Soundboard Torture - and Failure!

Farrell mfarrel2@tampabay.rr.com
Wed, 9 Apr 2003 22:00:23 -0400


You hit the nail on the head Ron.

To quickly recap: I made a four-foot long by four-inch wide MC gauge with a 3/8" panel and two 3/8-inch tall by 3/4-inch wide ribs. I dried all down to 4 - 5% MC and glued it up flat. When equilibrated in my 45% RH shop, it had about two to three inches of crown to it. I put the gauge in my hot box with a bunch of fairly wet spruce (about 45% MC) and closed the box. RH in box rode steady at about 85% to 90% RH for several days and the ribbed panel developed about eight inches of crown. Then I dropped the RH back down. 

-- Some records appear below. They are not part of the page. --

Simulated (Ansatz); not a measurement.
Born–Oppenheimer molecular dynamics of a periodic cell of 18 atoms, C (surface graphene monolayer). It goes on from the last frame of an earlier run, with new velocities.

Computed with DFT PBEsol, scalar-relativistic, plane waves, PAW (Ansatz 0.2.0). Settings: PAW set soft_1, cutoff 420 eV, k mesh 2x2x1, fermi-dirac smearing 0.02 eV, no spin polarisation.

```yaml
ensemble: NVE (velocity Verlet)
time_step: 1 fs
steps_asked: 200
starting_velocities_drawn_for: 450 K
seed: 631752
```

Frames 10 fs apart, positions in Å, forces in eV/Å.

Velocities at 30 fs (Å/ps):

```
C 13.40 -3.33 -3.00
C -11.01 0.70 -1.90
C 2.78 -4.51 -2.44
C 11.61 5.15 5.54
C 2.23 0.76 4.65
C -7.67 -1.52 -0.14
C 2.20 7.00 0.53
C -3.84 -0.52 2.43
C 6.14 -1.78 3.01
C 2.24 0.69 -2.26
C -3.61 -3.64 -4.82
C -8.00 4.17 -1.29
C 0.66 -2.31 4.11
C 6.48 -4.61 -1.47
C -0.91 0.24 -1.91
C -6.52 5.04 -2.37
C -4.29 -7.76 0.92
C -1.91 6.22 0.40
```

My gauge has been in the shop now for a week at 45% RH. It did not settle back at the two/three-inch crown position. It is nearly straight, with only about ONE INCH of crown. I thought that because the ribs are so thin it would bend quite a bit (which it did) at high humidity, but not crush the spruce panel. Apparently, the panel suffered quite a bit a damage (compression set I suppose) with just the one several day exposure to high humidity. Just imagine what that would do to a piano soundboard that has one-inch by one-inch ribs and all the strings only allowing it to expand a tiny bit. CRUSH, CRUSH, CRUSH!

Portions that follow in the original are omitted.